In another dramatic turn of events, RGS Holdings has withdrawn its business rescue plan for Tongaat Hulett Limited (THL) ahead of Wednesday’s crucial creditors vote, claiming the process has been rigged in favour of Robert Gumede’s Vision consortium.
RGS and Vision had both submitted rescue plans to business rescue practitioners Metis, which were set to be voted on by creditors of the troubled sugar giant on Wednesday, but it is understood that the vote will now go ahead with only one bidder.
Tongaat entered voluntary business rescue in November 2022 after losing 95% of its value in a R3.5 billion accounting scandal over which former chief executive Peter Staude and a group of managers and accountants have been charged with fraud.
The process has seen both RGS and Tongaat’s creditors — including the South African Sugar Association and RCL Foods — turn to the courts ahead of Wednesday’s vote, which has been postponed several times.
On Tuesday, RGS executive chairperson Aquil Rajahussen wrote to Metis, informing them of the decision by the RGS board to withdraw its plan, which had, like Vision’s, been amended several times during the process.
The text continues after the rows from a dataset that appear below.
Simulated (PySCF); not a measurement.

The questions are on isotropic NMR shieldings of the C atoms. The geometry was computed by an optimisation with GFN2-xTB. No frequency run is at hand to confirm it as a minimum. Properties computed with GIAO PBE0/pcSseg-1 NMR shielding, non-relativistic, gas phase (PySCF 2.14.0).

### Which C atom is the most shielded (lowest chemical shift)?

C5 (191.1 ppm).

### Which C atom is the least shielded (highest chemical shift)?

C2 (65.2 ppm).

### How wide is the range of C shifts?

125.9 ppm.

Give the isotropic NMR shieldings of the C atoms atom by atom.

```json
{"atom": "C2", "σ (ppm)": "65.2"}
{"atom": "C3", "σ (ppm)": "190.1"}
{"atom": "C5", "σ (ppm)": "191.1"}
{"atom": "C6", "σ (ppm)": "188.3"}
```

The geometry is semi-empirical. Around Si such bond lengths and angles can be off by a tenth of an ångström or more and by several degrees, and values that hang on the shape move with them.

Rajahussen said they had previously written to Metis expressing “serious concerns” about the way in which they had conducted the business rescue process at Tongaat Hulett.
The process had been repeatedly postponed, both over legal issues and to allow time for Vision to secure funding for a proposed buyout of Tongaat’s bank debt from a group of lender banks.
“In the RGS view the BRPs [business rescue practitioners] have not conducted themselves appropriately in accordance with their duties and obligations as business rescue practitioners, nor in the interests of THL and its stakeholders,” he wrote.
Rajahussen said that the BRPs had “consistently taken steps to place impediments in the way of RGS’s proposals and have been patently biassed in favour of the proposals put forward by the Vision Parties”.
“The [RGS] board simply does not trust that the BRPs are honest independent professionals in this process as they should be and believes that the BRPs will continue to work against RGS even if the RGS plan were to be adopted,” he added.
Rajahussen said the BRPs had used confidential information in an amended RGS bid to assist Vision in addressing deficiencies in its rescue plan, and had also leaked information to the media to try to discredit RGS and its proposals.
In the face of this “hostile” action by the BRPs, the RGS board could not “risk” paying R2 billion to the group of banks holding R8 billion in Tongaat debt, prior to the conclusion of the transaction.
Because of the risk of Vision going to court if RGS was successful — and the likelihood of the BRPs “actively working” to assist Vision or to delay the implementation of the RGS plan — the company would not make any payment to the banks before the transaction was concluded.
Given that the banks would not accept this, it was “more appropriate” that RGS withdraw at this point, he said.
Rajahussen said RGS believed that it had presented a rescue plan that was “more advantageous” to all stakeholders and that it would have been a better partner for the local sugar industry.
“Had the process been run fairly and independently and in the interests of the THL and its stakeholders, RGS is firmly of the view that the RGS BR plan would have been the only one of the two plans up for consideration at the meeting,” he said.
A spokesperson for Metis denied the allegations that they had rigged the process in favour of Vision.
“The BRPs strongly refute the baseless allegations made in the letter that was directed at them. These allegations will be dealt with at the appropriate time,’ the spokesperson said.